There is a reason why the Chinese are making fake Italian handbags and
the Italians aren’t making fake Chinese ones. This European culture,
without question or argument, is the greatest, most inventive, subtle,
profound, beautiful and powerful genius that was
ever contrived anywhere by anyone and it belongs to us. Just look at my
day job — food. The change in food culture and pleasure has been
enormous since we joined the EU, and that’s no coincidence. What we eat,
the ingredients, the recipes, may come from around
the world, but it is the collective to and fro of European interests,
expertise and imagination that has made it all so very appetising and
exciting.
The restaurant was a European invention, naturally. The first one in Paris was called The London Bridge.

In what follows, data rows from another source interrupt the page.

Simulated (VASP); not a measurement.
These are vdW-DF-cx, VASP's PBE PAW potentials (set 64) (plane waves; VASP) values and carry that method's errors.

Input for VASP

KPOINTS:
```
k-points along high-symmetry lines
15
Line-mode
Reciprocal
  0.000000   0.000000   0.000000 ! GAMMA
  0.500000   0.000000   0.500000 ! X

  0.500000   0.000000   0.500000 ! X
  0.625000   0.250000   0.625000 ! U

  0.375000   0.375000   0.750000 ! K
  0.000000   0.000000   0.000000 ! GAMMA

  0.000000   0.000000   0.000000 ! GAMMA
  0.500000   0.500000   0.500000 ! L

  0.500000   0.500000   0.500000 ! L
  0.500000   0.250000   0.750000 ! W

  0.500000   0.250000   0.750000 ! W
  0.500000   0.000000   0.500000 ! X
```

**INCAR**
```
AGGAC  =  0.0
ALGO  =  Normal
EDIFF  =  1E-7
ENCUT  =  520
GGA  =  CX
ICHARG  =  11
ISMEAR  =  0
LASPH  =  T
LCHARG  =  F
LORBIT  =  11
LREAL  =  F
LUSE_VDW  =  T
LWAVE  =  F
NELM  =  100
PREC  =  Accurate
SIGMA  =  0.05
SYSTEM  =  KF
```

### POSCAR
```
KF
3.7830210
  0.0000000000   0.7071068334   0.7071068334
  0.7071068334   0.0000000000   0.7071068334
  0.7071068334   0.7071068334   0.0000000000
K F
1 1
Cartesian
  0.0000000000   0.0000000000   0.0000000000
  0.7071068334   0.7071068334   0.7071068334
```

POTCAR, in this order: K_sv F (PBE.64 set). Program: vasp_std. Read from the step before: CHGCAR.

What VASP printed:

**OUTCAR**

Culture works and grows through the constant warp and weft of creators,
producers, consumers, intellectuals and instinctive lovers. You can’t
dictate or legislate for it, you can just make a place that encourages
it and you can truncate it. You can make it
harder and more grudging, you can put up barriers and you can build
walls, but why on earth would you? This collective culture, this golden
civilisation grown on this continent over thousands of years, has made
everything we have and everything we are, why
would you not want to be part of it?
I understand that if we leave we don’t have to hand back our library
ticket for European civilisation, but why would we even think about it?
In fact, the only ones who would are those old, philistine scared gits.
Look at them, too frightened to join in."